Immigration cuts 'won't slow growth'
Matthew Franklin, Chief political correspondent
From: The Australian
August 18, 2010 12:00AM
JULIA Gillard has emphatically denied a returned Labor government would put the brakes on economic growth by cuttiing migration.
Her plan is to reduce immigration as part of a promise to deliver “a sustainable Australia”.
The Prime Minister has also insisted she wants to deliver skills to Australians first, rather than accepting migrants, and has pointed to her plans for a National Broadband Network and spending on training as evidence of Labor's pro-growth agenda.
And Ms Gillard has declared the opposition's economic policy is in chaos after Liberal Deputy Senate Leader George Brandis said he did not know when a Coalition government would return the budget to surplus, putting himself at odds with Tony Abbott's guarantees of a surplus by 2012-13.
The comments came as economic management dominated yesterday's campaigning, with both sides seeking to discredit the other in the lead-up to Saturday's election.
While the opposition delivered an infrastructure policy in Canberra, Ms Gillard responded to criticism from the business community that her promise to slow immigration — a move targeted at voters struggling with traffic congestion and urban sprawl — would see the nation turn its back on a immigration-fuelled growth strategy that has driven increases in living standards and prosperity since World War II.
Describing herself as a supporter of immigration, Ms Gillard, born in Wales, said targets had to be set according to economic circumstances. She said Labor's policies would fuel growth, while the Opposition Leader's spending cuts would do the opposite.

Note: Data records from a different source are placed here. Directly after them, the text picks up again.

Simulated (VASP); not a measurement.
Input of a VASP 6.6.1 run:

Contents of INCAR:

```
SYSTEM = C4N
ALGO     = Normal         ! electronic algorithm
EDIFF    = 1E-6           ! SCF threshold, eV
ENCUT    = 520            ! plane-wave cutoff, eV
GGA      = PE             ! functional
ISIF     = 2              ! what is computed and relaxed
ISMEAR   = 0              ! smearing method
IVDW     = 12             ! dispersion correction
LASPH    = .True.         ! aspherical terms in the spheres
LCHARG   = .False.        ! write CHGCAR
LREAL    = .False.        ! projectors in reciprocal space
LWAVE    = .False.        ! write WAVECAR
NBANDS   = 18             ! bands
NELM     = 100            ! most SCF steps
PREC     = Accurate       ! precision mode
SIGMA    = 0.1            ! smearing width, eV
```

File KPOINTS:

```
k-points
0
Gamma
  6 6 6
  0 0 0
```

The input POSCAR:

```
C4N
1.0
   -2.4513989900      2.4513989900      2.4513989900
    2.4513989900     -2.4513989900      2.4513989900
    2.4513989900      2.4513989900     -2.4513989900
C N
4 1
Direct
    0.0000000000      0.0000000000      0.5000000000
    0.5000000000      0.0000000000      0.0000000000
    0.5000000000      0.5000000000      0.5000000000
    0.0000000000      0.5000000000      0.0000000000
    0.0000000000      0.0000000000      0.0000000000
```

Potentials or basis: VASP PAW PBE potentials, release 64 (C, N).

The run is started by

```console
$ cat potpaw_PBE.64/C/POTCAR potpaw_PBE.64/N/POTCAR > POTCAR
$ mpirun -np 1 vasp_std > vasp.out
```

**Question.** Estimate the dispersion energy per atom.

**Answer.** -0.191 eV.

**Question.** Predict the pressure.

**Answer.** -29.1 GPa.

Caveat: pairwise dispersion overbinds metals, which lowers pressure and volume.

“There are a number of drivers of economic growth,” Ms Gillard said as she campaigned in Townsville to promote the National Broadband Network. She described it as “a turbo-charger of economic growth, investment in skills: absolutely a driver of economic growth”.
Insisting she did not want to constrain growth, the Prime Minister said the opposition was the real threat to prosperity.
“Let me you tell what's going to constrain it — us falling behind the standards of the world because they've got fibre, they've got national broadband networks and we do not (under a Coalition government),” she said. “What's going to have us fall behind the standards of the world and constrain growth? If we don't invest in skills, which is why, as a centrepiece in this campaign I've talked passionately about my belief that every child should get a great education but also the economic need to invest in skills.”
Later, visiting the Gregory coalmine near Emerald, in central Queensland, Ms Gillard savaged the Coalition's economic policy after Senator Brandis told Sky News that a 1.5 per cent levy on profits of large companies to fund the opposition's proposed paid parental leave scheme would remain in place for as long as the budget was in deficit.
“Now we can't be certain when the budget will be back in surplus,” Senator Brandis said during a debate with Small Business Minister Craig Emerson. “But one thing you can be confident of, given the Coalition's track record of economic management, when we actually got the budget back into surplus after the last Labor government left us with the last pile of Labor debt, it'll be sooner under us than under the Labor Party.”
The comment was a gaffe, with Mr Abbott having built his election campaign around returning the budget to surplus on 2012-13 based on his claim to superior economic management skills.
Ms Gillard pounced. “Senator Brandis has let the cat out of the bag,” she said. “They don't know when it will come back to surplus under them because their costings are full of holes.”